In this study, the electric load was divided into flexible loads that participate in DR and inflexible loads that do not participate in the DR as Equation (1). All customers on the demand side who are interested in participating in the DR as an adjustable resource were registered. Since load collimation is only concerned with the shape of the load profile, industrial, commercial, and residential customers could participate directly.

$$P_{dt}=P_{DR,t}+P_{nDR,t}$$

(1)

where $P_{DR,t}$ is flexible loads at $t$ time; $P_{nDR,t}$ is inflexible loads at $t$ time; $P_{dt}$ is the electric load demand of load at $t$ time.

The DR center calculates the CDL based on the network-wide operating data before the day and releases the load parity to the whole community. Customers participating in the DR make decisions about their electricity usage for the following day, based on the load baseline and their personal energy needs. They aim to align their load profile as closely as possible with the CDL to maximize their incentive compensation. This strategy encourages users to modify their consumption patterns to better match the available supply, contributing to the overall efficiency and stability of the power system.

It is noted the power system operates at its optimal state when the shape of the adjustable load exactly matches the CDL, preventing the need for conventional power adjustments and the curtailment of RESs. In such a scenario, the optimal solution for flexible loads is identified through optimization models as the value of CDL. However, due to the physical and comfort limitations of customers, the actual reshaped load profile may only approximate, not coincide with, the desired load profile. Consequently, per standard power dispatch models, conventional power resources and reduction in RES outputs are utilized to mitigate fluctuations and achieve power balance.

We employed the L-1 norm for normalizing the load profile, indicating that alternative normalization methods do not affect the applicability of CDL. The per unit load profile eliminates the features in the order of magnitude and retains only the features in the shape of the load profile, which can provide a load shaping target for all DR participants as follows:

$$P_{DR,t}^{*}=\frac{P_{DR,t}}{C_D},t=1,2,\dots ,T$$

(2)

$$C_D={\displaystyle \sum _{t=1}^T{P}_{DR,t}}$$

(3)

where $T$ is the total number of hours in the dispatch; $C_D$ is the total electrical consumption of the flexible load at $t$ time, also known as the total flexible electricity; $P_{DR,t}^{*}$ is the per unit of flexible load.

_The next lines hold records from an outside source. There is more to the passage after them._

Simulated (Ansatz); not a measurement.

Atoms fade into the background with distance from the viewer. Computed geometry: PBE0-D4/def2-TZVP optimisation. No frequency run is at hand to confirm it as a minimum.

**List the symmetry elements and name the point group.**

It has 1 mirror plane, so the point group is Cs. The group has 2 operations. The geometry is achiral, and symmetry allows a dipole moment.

The purpose of the CDL-based DR is to encourage customers to modify the shape of their load profile, achieving peak shaving and valley filling without changing the total electricity consumption thereby ensuring energy efficiency for consumers. Hence, the following constraints need to be considered:

$$\left\{\begin{array}{c}{\displaystyle \sum _{t=1}^T}{P}_{\mathrm{DR},t}^{\ast }=1\\ 0⩽P_{\mathrm{DR},t}^{\ast }⩽1\end{array}\right.$$

(4)

In addition, it is necessary to consider the system load balance constraints, thermal unit constraints, RES capacity constraints and power flow constraints, etc. The calculation model of CDL and its objective function and associated constraints will be detailed in Section 3.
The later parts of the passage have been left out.